You are viewing a plain text version of this content. The canonical link for it is here.
Posted to user@tika.apache.org by Public Network Services <pu...@gmail.com> on 2012/01/15 14:04:07 UTC
File type detection
Hi...
I am using Tika 0.9 to detect various types of files and formats, but not
getting the expected behavior. More specifically:
- For XML files, sometimes the returned type is "text/xml" and some
other types it is "application/xml". The second case happens intermittently
and has occurred rarely, so it is not reproducible. Perhaps a class loading
issue?
- For various application files (e.g., images or MS-Office files) the
detected type is the generic "application/octet-stream", as opposed to the
specific MIME type for the application.
The detection is made via a simple call to
new Tika().detect(inputStream);
where "inputStream" is the Java InputStream object used for reading from
the corresponding data file.
Is there any additional configuration (or other usage pattern) needed to
achieve the desired behavior?
Thanks!
Re: File type detection
Posted by Nick Burch <ni...@alfresco.com>.
On Sun, 15 Jan 2012, Public Network Services wrote:
> I am using Tika 0.9 to detect various types of files and formats, but not
> getting the expected behavior.
I'd suggest you try a recent nighlty build, and see if that helps - we've
done quite a bit of detection work since 0.9
> - For various application files (e.g., images or MS-Office files) the
> detected type is the generic "application/octet-stream", as opposed to the
> specific MIME type for the application.

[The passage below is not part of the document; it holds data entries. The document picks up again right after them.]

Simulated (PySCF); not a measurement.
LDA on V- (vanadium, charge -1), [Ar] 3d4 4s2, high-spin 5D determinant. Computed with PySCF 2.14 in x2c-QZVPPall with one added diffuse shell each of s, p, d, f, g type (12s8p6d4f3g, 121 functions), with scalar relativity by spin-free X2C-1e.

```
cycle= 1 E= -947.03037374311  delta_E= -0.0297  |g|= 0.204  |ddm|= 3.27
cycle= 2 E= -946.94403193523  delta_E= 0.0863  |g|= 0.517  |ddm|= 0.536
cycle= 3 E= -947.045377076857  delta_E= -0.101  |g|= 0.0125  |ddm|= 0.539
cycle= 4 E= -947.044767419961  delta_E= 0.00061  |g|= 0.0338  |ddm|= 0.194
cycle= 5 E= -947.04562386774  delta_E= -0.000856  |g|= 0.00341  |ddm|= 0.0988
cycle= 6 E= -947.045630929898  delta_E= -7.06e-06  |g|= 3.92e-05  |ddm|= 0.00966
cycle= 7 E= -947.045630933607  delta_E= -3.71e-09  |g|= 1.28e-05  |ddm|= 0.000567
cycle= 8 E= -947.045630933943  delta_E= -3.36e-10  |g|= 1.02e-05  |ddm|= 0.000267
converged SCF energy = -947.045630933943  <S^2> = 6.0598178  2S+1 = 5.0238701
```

For office file formats to be properly detected, you'll need to also have
the tika parsers jar (+ dependencies) in your classpath, so that the extra
detectors are present
> The detection is made via a simple call to
>
> new Tika().detect(inputStream);
It's worth double checking with the tika-app jar and the --detect flag,
that'll let you verify if a detection problem is really a Tika one, or a
problem with your setup (eg missing jars)
Nick